He also called BBC bosses "weasels" for axing his Danny’s BBC London programme, saying: "You know what, we're cutting this down to size for you with abacuses because that's what it's about.

"I hope their abacus comes undone and they choke on the beads."

Here are some other radio hosts who Baker joins in radio folklore:

Kyle Sandilands

Australian DJ Kyle Sandilands caused an advertising exodus from his station 2DayFM after calling a critical TV reviewer a “fat slag.”

Sandilands, who once questioned a 14-year-old girl about her sexual history on-air, went on: "You haven’t got that much titty to be wearing that low cut a blouse. Watch your mouth girl, or I will hunt you down."

Car giant Holden soon pulled its lucrative sponsorship of the show, followed later by retailer Good Guys. The incident reportedly cost the station $10 million in ad revenue.

Stephen Crittenden

Crittenden, religion reporter for Australia’s ABC station, gave a reaction not unlike Baker’s when he was told a raft of the station’s regular programmes would be axed.

He told listeners: "The decision to axe one of this network's most distinctive and important programmes has been approved by the director of ABC Radio, Sue Howard, and it will condemn Radio National to even greater irrelevance."

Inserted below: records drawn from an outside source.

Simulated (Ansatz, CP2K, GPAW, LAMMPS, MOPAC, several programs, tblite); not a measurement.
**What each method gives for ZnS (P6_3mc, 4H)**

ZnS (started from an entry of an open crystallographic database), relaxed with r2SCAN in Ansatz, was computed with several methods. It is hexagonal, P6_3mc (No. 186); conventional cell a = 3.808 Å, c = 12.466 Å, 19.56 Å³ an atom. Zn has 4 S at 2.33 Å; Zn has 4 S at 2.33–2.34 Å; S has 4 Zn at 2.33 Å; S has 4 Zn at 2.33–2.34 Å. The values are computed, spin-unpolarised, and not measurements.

"The ABC's specialist units have been under attack for years, but the decapitation of the flagship programme of the religion department effectively spells the death of religion at the ABC."

Chris Moyles

In 2010 Chris Moyles opened his Radio 1 breakfast show with a half-hour tirade against the station, which he accused of a "huge lack of respect", because he hadn’t been paid for two months. He called the non-payment a "massive F-you to me".

He said he knew who was responsible for the delay, and called them a "moronic div".

"Do you know what, I wasn't going to come in today. I hate the fact I've been put into a position by Radio1 and the BBC that I don't want to be in,” he said.

"I'm very, very angry- very, very angry- at being put into this position. I can't tell you how furious I am.”

Mark Esterhuysen

In September 2011 South African radio presenter Mark Esterhuysen opened the news bulletin saying "Good morning, I'm Mark Esterhuysen.”

After clearing his throat, he leapt into a 40-second rant, in which he deployed 13 f-words, aimed  at police officers accused of murdering a member of the public, controversial politician Julius Malema and the country's right-wing Afrikaner AWB party.

The 23-year-old also complained about being stuck on his network's 'graveyard shift' before inviting listeners to follow his blog and storming out of the studio.

Jim Naughtie and Nicky Campbell

The BBC had more trouble in 2012, when Radio 5Live presenter Nicky Campbell tripped over his lines on a story about the West Kent Hunt, with predictably amusing and profane consequences.

Later that year, Today presenter Jim Naughtie had similar trouble with the name of the Culture Secretary, Jeremy Hunt.

Nick Ferrari

In 2003 LBC presenter Nick Ferrari was criticised by the broadcasting standards commission for encouraging racism against asylum seekers.

A listener’s complaint that Ferrari encouraged listeners who made racist comments was upheld by the Broadcasting Standards Commission.